HBO offered TV critics a heavy dose of weighty topics Friday, from AIDS to the Evangelical movement to a serial killer. And Dick Wolf, uber-creator of the ubiquitous “Law & Order” franchise, maintained the thematics, showing up to give his pet project, the film version of “Bury My Heart At Wounded Knee,” his stamp of approval.

The film spans the late 19th century as the Sioux Indians struggled between assimilation and annnihilation in the hands of the U.S. government. As befits a big HBO production, it stars the likes of Anna Paquin (“X Men,” “The Piano”), Aidan Quinn (“An Early Frost,” “The Book of Daniel”) and “Law & Order” chief prosecutor and former U.S. senator Fred Dalton Thompson. (Thompson plays Pres. Ulysses S. Grant.)

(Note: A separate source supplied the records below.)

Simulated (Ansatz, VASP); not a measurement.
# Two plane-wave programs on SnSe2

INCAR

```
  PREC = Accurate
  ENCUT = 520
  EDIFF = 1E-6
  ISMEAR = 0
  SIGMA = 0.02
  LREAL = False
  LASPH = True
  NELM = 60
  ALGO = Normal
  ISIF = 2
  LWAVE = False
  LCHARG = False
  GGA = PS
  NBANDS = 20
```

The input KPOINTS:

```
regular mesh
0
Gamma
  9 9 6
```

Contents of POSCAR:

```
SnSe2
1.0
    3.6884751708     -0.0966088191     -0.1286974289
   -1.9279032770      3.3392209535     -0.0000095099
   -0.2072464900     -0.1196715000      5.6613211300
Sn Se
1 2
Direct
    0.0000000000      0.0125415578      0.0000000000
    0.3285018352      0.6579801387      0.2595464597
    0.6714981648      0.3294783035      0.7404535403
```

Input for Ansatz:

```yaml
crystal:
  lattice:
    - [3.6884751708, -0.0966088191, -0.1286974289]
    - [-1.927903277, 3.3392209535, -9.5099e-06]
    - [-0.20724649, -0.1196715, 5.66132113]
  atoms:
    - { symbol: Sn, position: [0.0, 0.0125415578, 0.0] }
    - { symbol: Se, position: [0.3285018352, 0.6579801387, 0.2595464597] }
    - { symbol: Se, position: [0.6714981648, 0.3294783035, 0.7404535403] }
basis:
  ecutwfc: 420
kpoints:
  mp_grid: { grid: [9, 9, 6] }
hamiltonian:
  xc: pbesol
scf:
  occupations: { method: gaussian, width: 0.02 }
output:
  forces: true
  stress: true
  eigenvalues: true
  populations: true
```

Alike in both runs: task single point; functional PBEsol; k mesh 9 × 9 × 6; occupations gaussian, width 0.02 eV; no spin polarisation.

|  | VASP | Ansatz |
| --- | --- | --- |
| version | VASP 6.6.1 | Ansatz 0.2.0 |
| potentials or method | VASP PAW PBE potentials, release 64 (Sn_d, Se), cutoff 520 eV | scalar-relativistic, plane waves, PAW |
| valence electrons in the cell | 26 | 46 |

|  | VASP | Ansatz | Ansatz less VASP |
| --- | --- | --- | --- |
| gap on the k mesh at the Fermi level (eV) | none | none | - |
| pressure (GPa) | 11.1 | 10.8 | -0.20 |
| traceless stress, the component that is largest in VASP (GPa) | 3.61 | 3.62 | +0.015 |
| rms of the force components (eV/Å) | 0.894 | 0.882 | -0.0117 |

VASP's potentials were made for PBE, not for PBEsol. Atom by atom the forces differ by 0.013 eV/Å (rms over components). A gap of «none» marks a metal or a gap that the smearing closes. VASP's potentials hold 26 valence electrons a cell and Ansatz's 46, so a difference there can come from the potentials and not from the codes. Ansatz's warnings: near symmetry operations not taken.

Wolf said back around 2001, his former boss Tom Thayer asked him if he had read the seminal 1971 book “Bury My Heart At Wounded Knee.” Wolf said yes. Thayer asked him if he wanted to jump aboard a film project based on the book. “I immediately wanted to get involved,” he told the media. “And we went to HBO and it was fast-track from there and here we are five and a half years later. Maybe a new record for HBO.”

As he made clear, HBO likes to take its time on projects it cares about and he lavished praise on the pay cable’s distinct culture.

“I’d do anything that HBO wanted me to do given the strictures that I’m under contractually,” Wolf said. “I would love to find more ways to work with them because it has been an amazing experience. But I would love to send some network people in to intern there for awhile.”

The audience laughed. He later apologized for being so flippant about the broadcast networks who have made him fabulously wealthy, noting that HBO’s business model is so different from, say, NBC. HBO can pick and choose a handful of projects a year while the big three networks have to fill 22 hours a week of mostly original programming.

“They [the broadcast networks] are in the numbers game, the daily numbers game, and that leads to the decisions that are not necessarily artistic or what is best,” Wolf noted.

HBO relies solely on subscribers so while it’s immune to advertiser pressure, it still needs buzz-worthy, appointment TV series, something the network has failed to conjure up lately with the possible exception of “Entourage.”

Wolf even noted HBO’s extravagant period-piece drama “Rome,” which ends after just two seasons this year after modest ratings in relation to its cost. ” ‘Rome’ is one of the most awesome television achievements to me in the past 20 years,” he said. “Again, it was that you look at it and go, boy, they really didn’t care how much it cost.”

The HBO beancounters probably twisted uncomfortably in their seats after hearing that comment.